Our Current Financial Crisis is an Amygdala-Driven Crisis
- Elizabeth Halligan

- Sep 26
- 8 min read
Updated: Sep 26

Whenever I post or write on the topic of the economy collapsing, people act like, “you’re cute and seem kinda smart about some stuff with your unique takes, but leave economics to the real finance wizards”.
Here is the thing though. It is true that I am not a “financial expert”. I am a social scientist. A systems theorist. So what I do know is that the planet is real, our bodies are real, and everything else is constructs. So when I sound the alarm on the economy, here is what I am looking at:
The Economy is a story. It is the ultimate social construct, a shared hallucination of value that requires trust to function. I am analyzing the mental and moral health of the storytellers.

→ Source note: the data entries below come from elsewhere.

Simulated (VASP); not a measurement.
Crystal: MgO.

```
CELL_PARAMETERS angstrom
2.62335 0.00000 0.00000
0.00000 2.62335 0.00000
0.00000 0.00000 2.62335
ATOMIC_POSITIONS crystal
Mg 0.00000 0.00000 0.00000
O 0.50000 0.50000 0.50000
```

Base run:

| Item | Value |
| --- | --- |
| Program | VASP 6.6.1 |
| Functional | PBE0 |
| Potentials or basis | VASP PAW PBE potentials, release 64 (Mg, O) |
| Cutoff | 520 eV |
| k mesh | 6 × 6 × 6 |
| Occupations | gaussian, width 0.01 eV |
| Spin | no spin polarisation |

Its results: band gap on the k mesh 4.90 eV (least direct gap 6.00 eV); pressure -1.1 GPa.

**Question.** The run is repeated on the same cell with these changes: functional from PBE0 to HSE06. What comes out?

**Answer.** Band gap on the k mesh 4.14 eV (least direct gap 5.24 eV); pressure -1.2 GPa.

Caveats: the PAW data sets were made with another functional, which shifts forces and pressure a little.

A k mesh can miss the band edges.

A stable economy depends on social cohesion. The entire construct of “the economy” is a building, the stability of which relies on a foundation of sand — social cohesion — which is currently being washed away by a storm of authoritarianism and scarcity mindset. Even more overt and aggressive racism, isolationism, nationalism are things that further erode social cohesion that was already tenuous to begin with.
The concept of “reserve currency” is a psychological phenomenon, not just a financial one. The U.S. dollar is still the reserve currency of the world, and the U.S. also has the largest debt in the world. The U.S. dollar is not backed by gold, it is backed by the perception of American stability and adherence to rules and international social/political norms. When a large swath of the American people elect an authoritarian who flouts those rules/norms and openly courts chaos, we are quite literally setting our own currency on fire. I don’t need to be an expert in finance or economics to see this. It’s applied mass psychology.
The economy is a global network. Because of how intertwined economies are globally, social cohesion is more critical for a sustainable economy than it ever has been in the past. When authoritarians worked to isolate their countries and consolidate power in the past, the world was not as intertwined as it is now. The global economy is now a single, tightly networked organism. In a deeply globalized, interconnected system, a loss of trust (social cohesion) in global heavyweight (the U.S.) cannot be contained; the “old maps” of isolated economies no longer apply.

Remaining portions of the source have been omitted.